You may think I’m being harsh by saying that some employers are “stupid.” Why not just talk about “mistakes” employers make when hiring?

Well, let’s distinguish between a mistake and stupidity.

A mistake is an error. We all make mistakes. Remember high school math? Even if you studied hard for the test, odds are you still missed a few of the answers. When you got the test back, you’d check your work and realize you’d made some mistakes in your calculations. It happens.

But now, suppose you never bothered to study for the test in the first place. In that case, you probably made a lot of errors, and got a bad grade as a result. But were those errors just mistakes? No, they were the result of stupidity: you didn’t study for the test!

A mistake is an error. Stupidity is a brainless error. Stupidity is about failing to think things through.

When it comes to hiring, a lot of employers fail to think things through. With the result that they make bad hires that hurt both the people hired and the organization.

Consider the following brainless errors of hiring. . .


This may be THE most common “mistake” employers make when hiring. I’m amazed at how many positions get advertised for which there is no job description. Or else the job description that exists is irrelevant or out of date. 

I estimate that as many as 50-65 percent of all the jobs being posted this very day have no job description, or an irrelevant job description.

But how can you possibly make a prudent hire if you don’t know what your real expectations are for the job?

As the employer, you have a picture in your mind for what success means in the position you’re hiring for. Whatever that picture is, PUT IT DOWN IN WRITING—not for the candidate, but for you. That way, you’ll have a template against which to evaluate candidates by asking: “Does this candidate have what it takes to deliver on my expectations for success?”

Hiring on any basis less/other than that is just stupid.

Oh, so your computer is smarter than you are? I already smell stupidity.

Computers are great at counting. They are lousy at judgment.

I know, I know. You’re getting so many résumés in the door that you have to have some way of sifting through them to find the “good” candidates. Well, did it never occur to you that many candidates are smart people who know how to load their résumés with the “right” keywords?

If you play that game, you are indeed turning hiring into a game. You will tend to end up hiring people who know how to game the system. You will not tend to hire people who are the best fit for the job.

And hiring people who are not the best fit for the job is just plain stupid.
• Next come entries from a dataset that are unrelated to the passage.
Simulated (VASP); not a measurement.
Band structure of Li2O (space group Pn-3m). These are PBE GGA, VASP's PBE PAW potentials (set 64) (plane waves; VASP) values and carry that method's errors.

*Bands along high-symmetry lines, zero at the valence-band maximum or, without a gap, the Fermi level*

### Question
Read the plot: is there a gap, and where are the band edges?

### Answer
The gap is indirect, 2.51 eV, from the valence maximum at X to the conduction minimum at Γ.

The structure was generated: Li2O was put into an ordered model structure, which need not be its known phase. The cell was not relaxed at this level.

This approach assumes your job is so incredibly wonderful that everyone worthy of it will magically send in their application right away.

Has it not occurred to you that many of the best people will never even look at your position because they are already happily employed elsewhere? They are happily employed elsewhere precisely because they are the best people. Which means you’re going to have to go find them and attract them and sell them on coming to your outfit.

If you just look at candidates who apply for the position, you’re looking at many people who are out of work. Not all, but many. Often there’s a reason they’re out of work. Maybe they’re not the best people. Maybe they have collateral issues like attitude, character flaws, emotional baggage, etc. Is that the best pool of applicants you can come up with?

In a world of 7+ billion people who have amazing talent and giftedness, to only consider people who knock on your door is just plain stupid.

Probably a runner-up for THE most stupid of hiring idiocies.  And yet I see or hear about it all the time. An employer spends time, effort, and money to find and narrow down the candidates, hires the most promising one, moves that person and his/her family across the country to fill the role, and then, once they arrive, completely changes the essence of what their job is all about.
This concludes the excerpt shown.